China's Mount Wutai became China's 38th site to join UNESCO's World Heritage List as a cultural landscape.
"We've been through a rough path, full of suspense," Tong Mingkang, deputy chief of China's State Administration of Cultural Heritage, said after the announcement.
Visitors arrive at the conference hall of the 33rd Session of the World Heritage Committee, in Seville, Spain, Monday June 22, 2009. [Photo/Xinhua] |
Mount Wutai, literally the five-terrace mountain, is a sacred Buddhist mountain with five flat peaks. The cultural landscape features 53 monasteries and includes the East Main Hall of Foguang Temple, a structure that was built in 857 during the Tang Dynasty (618-917) and is one of the oldest wooden buildings in China.

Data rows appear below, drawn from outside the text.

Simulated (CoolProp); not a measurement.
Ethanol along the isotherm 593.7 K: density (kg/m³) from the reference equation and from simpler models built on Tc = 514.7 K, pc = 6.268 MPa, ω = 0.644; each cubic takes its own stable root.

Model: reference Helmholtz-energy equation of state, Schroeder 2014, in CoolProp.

It also features the Ming Dynasty (1368-1644) Shuxiang Temple with a huge complex of 500 statues representing Buddhist stories woven into three dimensional pictures of mountains and water.
The structures on the site represent a catalogue of the way Buddhist architecture developed and influenced palace building in China for more than one millennium.
Mount Wutai, located in Shanxi Province, is the highest mountain in northern China and is remarkable for its morphology characterized by precipitous sides with five open treeless peaks. Temples were built on the site from the first century AD to the early 20th century.
The 33rd Session of the World Heritage Committee, chaired by Maria Jesus San Segundo, the ambassador and permanent delegate of Spain to UNESCO, was expected to add additional sites to its list from the 37 nominations later Friday and Saturday.